Gandolfini inks for more coin, involvement in outside projects

NEW YORK — Proving that TV crime pays, Emmy-winning “Sopranos” star James Gandolfini has just signed a renegotiated contract that will pay him about $10 million for the next two seasons of the HBO drama. That sum is said to include future obligations as producer and actor in TV series and movies for “Sopranos” partners HBO and Brad Grey Television.

New deal was signed last week after extended negotiations and just as Gandolfini was accepting the only Emmy the show won out of 18 nominations. While it boosts Gandolfini’s salary considerably, it is hardly profligate, considering the salaries earned by stars of network hit series like “ER.” After Gandolfini’s long career as a character actor in such films as “Get Shorty,” his breakout role as stressed mob boss Tony Soprano has established him as a legitimate star.

Deal is a shrewd one for Grey and HBO because Gandolfini, who just completed starring with Julia Roberts and Brad Pitt in “The Mexican,” now earns $5 million a feature and could earn much more than his television salary if he concentrated on films.

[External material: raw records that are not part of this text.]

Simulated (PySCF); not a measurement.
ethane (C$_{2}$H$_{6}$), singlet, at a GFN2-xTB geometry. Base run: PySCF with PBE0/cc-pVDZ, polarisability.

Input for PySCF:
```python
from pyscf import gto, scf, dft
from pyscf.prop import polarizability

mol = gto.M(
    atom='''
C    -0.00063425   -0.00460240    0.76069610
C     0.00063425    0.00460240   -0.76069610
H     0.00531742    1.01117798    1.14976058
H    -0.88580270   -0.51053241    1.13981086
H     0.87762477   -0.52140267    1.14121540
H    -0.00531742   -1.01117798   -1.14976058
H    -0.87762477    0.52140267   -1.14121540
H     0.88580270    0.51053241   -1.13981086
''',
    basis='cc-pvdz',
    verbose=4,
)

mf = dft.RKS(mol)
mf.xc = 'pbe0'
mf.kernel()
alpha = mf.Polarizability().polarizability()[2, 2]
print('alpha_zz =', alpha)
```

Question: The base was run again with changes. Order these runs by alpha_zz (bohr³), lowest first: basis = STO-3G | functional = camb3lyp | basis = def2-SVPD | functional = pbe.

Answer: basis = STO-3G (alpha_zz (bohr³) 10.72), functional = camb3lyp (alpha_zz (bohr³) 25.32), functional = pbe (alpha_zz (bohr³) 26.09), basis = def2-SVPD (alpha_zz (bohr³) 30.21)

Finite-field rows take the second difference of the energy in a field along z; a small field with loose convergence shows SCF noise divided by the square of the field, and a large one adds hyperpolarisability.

Campaign to keep Gandolfini happy and running the Soprano crime family for as many as three more seasons follows HBO and Grey’s renegotiation earlier this year to keep creator David Chase running the show for two more seasons for an eight-figure sum (Daily Variety, March 15). Chase’s deal includes a greenlight on his scripted feature “If I Fell.”

Gandolfini’s redrawn contract effectively creates a template for keeping him in the starring role of the drama beyond the next two seasons and into a third, when Chase’s deal allows him to hand over the drama to another showrunner while retaining involvement from a distance.

It was unclear exactly how many ancillary obligations are factored into the $10 million deal as all parties involved are taking an omerta-like vow of silence. Participants in the raise negotiations conducted the talks under a signed strict agreement of confidentiality. Neither HBO, Grey nor the actor’s agents at Writers & Artists would comment on the new pact. Grey was the only one to remotely address the issue.

“It would be inappropriate to discuss Jim’s contractual commitment and compensation,” said Grey, who exec produces the series with Chase. “I am far more interested in discussing his extraordinary talent and invaluable contribution to ‘The Sopranos.’ ” Gandolfini is repped by W&A and managed by Nancy Sanders and Mark Armstrong.